Some grasp the various kinds of consciousness as differing in function but being the same in essence.
Explanation: This is the third imputation. 134 The Mahāyāna-saṃgrāha says: “There is one group of scholars that says there is one consciousness, based on which there are various transformations, to which are applied various names, such as the activities of mentation and thought.” 135 The Commentary says: “One group of bodhisattvas takes three scriptures as authorities. The first is the Dharma Leg Sūtra, 136 since the mind is distantly removed and functioning independently. 137 The second is the Sūtra on the Production of Consciousness from the Five Faculties, since in the sphere of activity of the five faculties, each consciousness is able to receive (sense data). Third is the Sūtra of the Twelve Fields, since the six consciousnesses are subsumed in the conceptualizing consciousness.” 138
測云、「但說六識爲一意識、不說七八、亦無別體。」 世親釋云、「非離意識、別有餘識。唯除別有阿賴耶。」 139 故。准知七亦有別體。然第八識、依執五根、恐濫六識、故別簡取。
Woncheuk says: “This is simply saying that the six consciousnesses are subsumed in the one conceptualizing consciousness (sixth consciousness). It does not discuss the seventh and eighth consciousnesses; there is also no separate essence.” The explanation by Vasubandhu (in the *Mahāyāna-saṃgraha-bhāṣya) says: “There is, apart from the thinking consciousness, no separately existing other consciousness. The only exception is the separately existing ālayavijñāna.” From this we can surmise that the seventh consciousness also has a distinct essence. Yet the eighth consciousness adheres to the five faculties. For fear that it might be confused with the sixth consciousness, it is separately distinguished.
Dojeung says: “The [line in the] Saṃdhinirmocana-sūtra’s chapter on the characteristics of the mind, mentation, and conceptualizing consciousnesses says: ‘This only explains that the six consciousnesses up to the ādāna are a single consciousness.’ 140 Since this master originally did not believe in the existence of the manas, 141 only the eighth consciousness was singled out. These sentences together refute the position of the author of the Satyasiddhi-śāstra. 142 There in the eighth fascicle, 143 he says: ‘The monkey leaps around within the cave of the five sense organs’ ” (T 1646.32.278c16) .

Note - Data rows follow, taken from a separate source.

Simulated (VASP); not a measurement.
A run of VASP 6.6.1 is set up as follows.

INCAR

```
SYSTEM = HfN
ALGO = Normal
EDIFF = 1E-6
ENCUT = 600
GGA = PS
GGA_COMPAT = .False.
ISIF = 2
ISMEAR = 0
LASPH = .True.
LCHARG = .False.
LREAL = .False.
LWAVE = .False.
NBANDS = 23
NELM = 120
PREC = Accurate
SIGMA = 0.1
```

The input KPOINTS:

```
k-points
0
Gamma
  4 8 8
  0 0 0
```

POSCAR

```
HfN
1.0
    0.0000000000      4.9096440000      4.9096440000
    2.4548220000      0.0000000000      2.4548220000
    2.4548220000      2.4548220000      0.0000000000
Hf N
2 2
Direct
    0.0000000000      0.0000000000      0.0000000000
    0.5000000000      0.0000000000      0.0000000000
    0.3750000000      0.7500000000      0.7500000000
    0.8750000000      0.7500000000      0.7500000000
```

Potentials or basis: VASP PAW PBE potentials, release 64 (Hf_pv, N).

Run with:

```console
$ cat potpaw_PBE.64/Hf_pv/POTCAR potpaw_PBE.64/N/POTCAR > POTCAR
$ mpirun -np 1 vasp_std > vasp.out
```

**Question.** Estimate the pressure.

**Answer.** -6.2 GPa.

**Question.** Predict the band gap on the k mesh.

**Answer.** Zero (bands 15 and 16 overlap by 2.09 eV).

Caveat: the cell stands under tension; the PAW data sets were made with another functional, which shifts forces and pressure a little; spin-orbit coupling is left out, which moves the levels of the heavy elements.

혹은 심왕(心王)을 떠나 다른 심소(心所)가 없다고 집착한다.
Some believe that there are no separate mental functions apart from the mind itself.
설명한다. 네 번째 계탁이다.
Explanation: This is the fourth imputation.
測云、「破覺天義。如毘婆娑百四十二云、‘尊者覺天作如是說。諸有爲法、有二自性。一大種、二心。謂離大種無所造色、離心無別心所。諸色皆是大種差別、無色皆是心之差別。’ 或經部宗有二。如正理十一云、‘有譬喩者、說唯有心、無別心所。’」 [同覺天義、說士夫六界故, 染淨由心故。] 執有心所、多興諍論。或說唯三、謂受、相、思。 [經說五蘊故。] 或說有四、加觸。或說有十、謂十大地。或說十四、加貪、瞋、癡、慢。今隨應破彼彼所所無。
Woncheuk says: “This refutes the position of Buddhadeva. 144 As it says in section 142 of the Mahāvibhāṣā: 145 ‘The theory of the Venerable Buddhadeva asserts that conditioned dharmas have two kinds of own-natures: that of the physical elements and that of mind. This means that apart from the [four] physical elements 146 there are no material things, and apart from mind there are no mental functions. All material things are nothing but variations of the physical elements, and all non-material thing are nothing but variations of the mind.’ 147 Within the Sautrāntikas there are sometimes two views. As it says in the eleventh section of the Abhidharma-nyāyânusāra-śāstra: 148 ‘There are Dārṣṭāntikas who say that there is only mind, and no separate mental functions.’ 149 ” [This is the same as the understanding of Buddhadeva, who says that the six realms 150 of living beings, and purity and pollution are based on mind. 151 ] For those attached to the notion of existence of mental functions, many related debates arise. Some say that there are only three [mental functions], namely sensation, perception, and thought. [This is because the sūtras teach the five aggregates.] Some say there are four, adding contact. Others say there are ten, namely the ten pervasive mental factors (of Abhidharma). Still others advocate fourteen, adding [to the prior ten] craving, ill-will, folly, and pride. Now here there will be an appropriate refutation of this and that position of the existence and non-existence of the mental functions.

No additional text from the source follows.